Ceph
PLEASE NOTE: This document applies to v1.3 version and not to the latest stable release v1.9
Disaster Recovery
Restoring Mon Quorum
Under extenuating circumstances, the mons may lose quorum. If the mons cannot form quorum again, there is a manual procedure to get the quorum going again. The only requirement is that at least one mon is still healthy. The following steps will remove the unhealthy mons from quorum and allow you to form a quorum again with a single mon, then grow the quorum back to the original size.
For example, if you have three mons and lose quorum, you will need to remove the two bad mons from quorum, notify the good mon that it is the only mon in quorum, and then restart the good mon.
Stop the operator
First, stop the operator so it will not try to failover the mons while we are modifying the monmap
kubectl -n rook-ceph scale deployment rook-ceph-operator --replicas=0
Inject a new monmap
WARNING: Injecting a monmap must be done very carefully. If run incorrectly, your cluster could be permanently destroyed.
The Ceph monmap keeps track of the mon quorum. We will update the monmap to only contain the healthy mon.
In this example, the healthy mon is rook-ceph-mon-b, while the unhealthy mons are rook-ceph-mon-a and rook-ceph-mon-c.
Take a backup of the current rook-ceph-mon-b Deployment:
kubectl -n rook-ceph get deployment rook-ceph-mon-b -o yaml > rook-ceph-mon-b-deployment.yaml
Open the file and copy the command and args from the mon container (see containers list). This is needed for the monmap changes.

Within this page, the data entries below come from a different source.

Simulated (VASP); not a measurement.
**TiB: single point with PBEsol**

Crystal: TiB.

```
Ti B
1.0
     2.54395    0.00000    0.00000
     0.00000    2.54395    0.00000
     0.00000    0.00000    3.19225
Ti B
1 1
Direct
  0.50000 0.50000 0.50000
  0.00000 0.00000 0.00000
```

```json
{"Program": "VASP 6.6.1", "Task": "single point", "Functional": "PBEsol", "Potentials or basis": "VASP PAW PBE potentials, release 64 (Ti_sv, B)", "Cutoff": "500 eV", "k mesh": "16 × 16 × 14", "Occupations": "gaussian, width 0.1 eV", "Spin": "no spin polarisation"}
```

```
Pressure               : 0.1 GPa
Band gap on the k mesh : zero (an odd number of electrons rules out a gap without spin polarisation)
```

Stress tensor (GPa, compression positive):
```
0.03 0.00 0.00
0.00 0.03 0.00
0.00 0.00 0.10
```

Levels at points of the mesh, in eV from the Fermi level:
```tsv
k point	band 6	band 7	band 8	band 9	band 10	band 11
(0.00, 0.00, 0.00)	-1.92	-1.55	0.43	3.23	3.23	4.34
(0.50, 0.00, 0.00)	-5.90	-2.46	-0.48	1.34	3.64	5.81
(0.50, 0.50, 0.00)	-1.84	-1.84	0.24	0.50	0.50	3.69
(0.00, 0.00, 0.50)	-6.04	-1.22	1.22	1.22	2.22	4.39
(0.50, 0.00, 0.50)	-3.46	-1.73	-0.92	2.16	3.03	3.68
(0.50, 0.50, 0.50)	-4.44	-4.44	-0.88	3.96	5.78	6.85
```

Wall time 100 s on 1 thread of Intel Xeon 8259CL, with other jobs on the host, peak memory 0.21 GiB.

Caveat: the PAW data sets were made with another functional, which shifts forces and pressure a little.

Cleanup the copied command and args fields to form a pastable command.
Example:
The following parts of the mon container:
[...]
containers:
- args:
- --fsid=41a537f2-f282-428e-989f-a9e07be32e47
- --keyring=/etc/ceph/keyring-store/keyring
- --log-to-stderr=true
- --err-to-stderr=true
- --mon-cluster-log-to-stderr=true
- '--log-stderr-prefix=debug '
- --default-log-to-file=false
- --default-mon-cluster-log-to-file=false
- --mon-host=$(ROOK_CEPH_MON_HOST)
- --mon-initial-members=$(ROOK_CEPH_MON_INITIAL_MEMBERS)
- --id=b
- --setuser=ceph
- --setgroup=ceph
- --foreground
- --public-addr=10.100.13.242
- --setuser-match-path=/var/lib/ceph/mon/ceph-b/store.db
- --public-bind-addr=$(ROOK_POD_IP)
command:
- ceph-mon
[...]
Should be made into a command like this: (do not copy the example command!)
ceph-mon \
--fsid=41a537f2-f282-428e-989f-a9e07be32e47 \
--keyring=/etc/ceph/keyring-store/keyring \
--log-to-stderr=true \
--err-to-stderr=true \
--mon-cluster-log-to-stderr=true \
--log-stderr-prefix=debug \
--default-log-to-file=false \
--default-mon-cluster-log-to-file=false \
--mon-host=$(ROOK_CEPH_MON_HOST) \
--mon-initial-members=$(ROOK_CEPH_MON_INITIAL_MEMBERS) \
--id=b \
--setuser=ceph \
--setgroup=ceph \
--foreground \
--public-addr=10.100.13.242 \
--setuser-match-path=/var/lib/ceph/mon/ceph-b/store.db \
--public-bind-addr=$(ROOK_POD_IP)
(be sure to remove the single quotes around the --log-stderr-prefix flag)
Patch the rook-ceph-mon-b Deployment to run a sleep instead of the ceph mon command:
kubectl -n rook-ceph patch deployment rook-ceph-mon-b -p '{"spec": {"template": {"spec": {"containers": [{"name": "mon", "command": ["sleep", "infinity"], "args": []}]}}}}'
Connect to the pod of a healthy mon and run the following commands.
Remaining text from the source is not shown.